Over 45 million people throughout the United States alone have student loan debt, totaling an impressive $1.45 trillion owed. The majority of this debt is in the form of federal student loans, offered by the Department of Education to borrowers in need.

However, the amount owed in private student loans is growing as students are in more need of financing for their education than in years past. Both federal and private student loans offer a way to pay for education costs when savings, scholarships, and other forms of funding are not available, but they differ in several ways.

Federal student loans are based on the needs of a borrower as detailed in the Free Application for Federal Student Aid (FAFSA). Private loans, on the other hand, are offered by private lenders to students who have a strong financial track record and steady income.

Federal student loans offer several repayment plan options, extended repayment terms, and forgiveness for certain borrowers after a period of time. Private student loans do not offer these benefits, but they may provide a lower interest rate as well as higher total borrowing limits for those who qualify.

Why It Sounds Good to Convert Private Student Loans to Federal

Borrowers with private student loans may wonder if they are able to convert their private student loans to federal student loans in an effort to take advantage of the inherent benefits. Having the ability to select an income-driven repayment plan may offer cash flow relief each month, especially for borrowers just out of school who are earning a low income.

Similarly, the forgiveness programs available to some federal student loan borrowers are attractive in that any balance remaining after 20 or more years is wiped clean. This leaves federal student loan borrowers free of any additional obligation to repay certain loans.

For other borrowers, federal student loans may have a lower, fixed interest rate that reduces the total cost of the loan over time. Federal student loan interest rates are set by the government, not private lenders, which makes them more attractive to some borrowers. While these are all viable reasons for wanting to convert private student loans to federal student debt, this is not an option.

How Could Higher Interest Rates in 2018 Hurt Private Student Loan Borrowers

Here’s Why You Can’t Convert Them

Because federal student loans are made available to borrowers based on need at the time of application (the FAFSA), there is no going back to convert private student loans into federal student loans.

Although you may refinance federal loans using private loans, you may not do the reverse. But there are ways to manage private student loan debt if you’re having trouble with repayment.

Options for Dealing With Private Student Loans

Although there are fewer inherent benefits to private student loans compared to federal, there are several methods to manage loans to ensure they remain affordable. The most common include:

Refinancing With a New Lender

Borrowers may have the option to refinance their private student loan debt with a new lender, but there are some things to keep in mind. First, a new lender requires a new application, which means a new check of credit, income verification, and other eligibility requirements that must be met.

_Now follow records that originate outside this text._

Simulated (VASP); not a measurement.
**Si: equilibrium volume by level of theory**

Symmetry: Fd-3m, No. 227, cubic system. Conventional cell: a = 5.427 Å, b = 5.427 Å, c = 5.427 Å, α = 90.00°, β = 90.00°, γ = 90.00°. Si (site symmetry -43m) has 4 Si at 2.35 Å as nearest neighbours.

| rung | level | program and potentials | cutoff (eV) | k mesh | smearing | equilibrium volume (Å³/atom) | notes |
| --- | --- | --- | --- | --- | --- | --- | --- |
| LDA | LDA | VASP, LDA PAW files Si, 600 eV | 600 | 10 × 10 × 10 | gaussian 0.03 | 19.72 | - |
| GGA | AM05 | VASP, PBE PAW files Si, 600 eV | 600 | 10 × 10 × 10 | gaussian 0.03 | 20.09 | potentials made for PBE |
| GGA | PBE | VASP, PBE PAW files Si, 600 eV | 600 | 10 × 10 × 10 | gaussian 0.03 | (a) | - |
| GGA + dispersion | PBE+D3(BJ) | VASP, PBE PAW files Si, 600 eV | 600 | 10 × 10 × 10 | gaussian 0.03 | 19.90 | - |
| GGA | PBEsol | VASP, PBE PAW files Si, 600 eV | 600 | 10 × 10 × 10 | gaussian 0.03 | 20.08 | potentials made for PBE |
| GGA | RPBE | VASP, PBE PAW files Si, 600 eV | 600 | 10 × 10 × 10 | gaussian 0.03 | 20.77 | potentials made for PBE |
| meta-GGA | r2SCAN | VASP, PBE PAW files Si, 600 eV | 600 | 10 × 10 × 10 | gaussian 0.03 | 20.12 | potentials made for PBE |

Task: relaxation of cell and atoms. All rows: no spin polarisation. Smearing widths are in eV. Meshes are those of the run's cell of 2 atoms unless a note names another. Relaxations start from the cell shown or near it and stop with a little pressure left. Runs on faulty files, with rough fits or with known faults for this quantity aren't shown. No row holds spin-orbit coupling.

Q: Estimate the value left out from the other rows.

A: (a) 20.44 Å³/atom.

Fortunately, refinancing may offer new benefits, like an interest rate reduction, a discount for establishing automatic payments, or the ability to add a cosigner to an application. However, it is important to read the fine print before refinancing. Look for added fees like origination or application charges, and be sure you understand the difference between variable and fixed interest rate offers.

Work With Your Current Lender

Most private loan lenders do not allow loan modifications after repayment begins, but it is worth contacting the current lender to see if any changes can be made to the private loan. It is just as important in this scenario to look out for fees associated with making changes and for eligibility requirements.


Some private student loan lenders may also offer forbearance to borrowers who are having trouble keeping up with monthly payment obligations. This option is typically saved for those who are experiencing financial hardship, however.

Borrowers should recognize that forbearance does not mean forgiveness of the loan, but instead, involves a reprieve from payment. While in forbearance, interest continues to accumulate which could ultimately cost far more in the long run.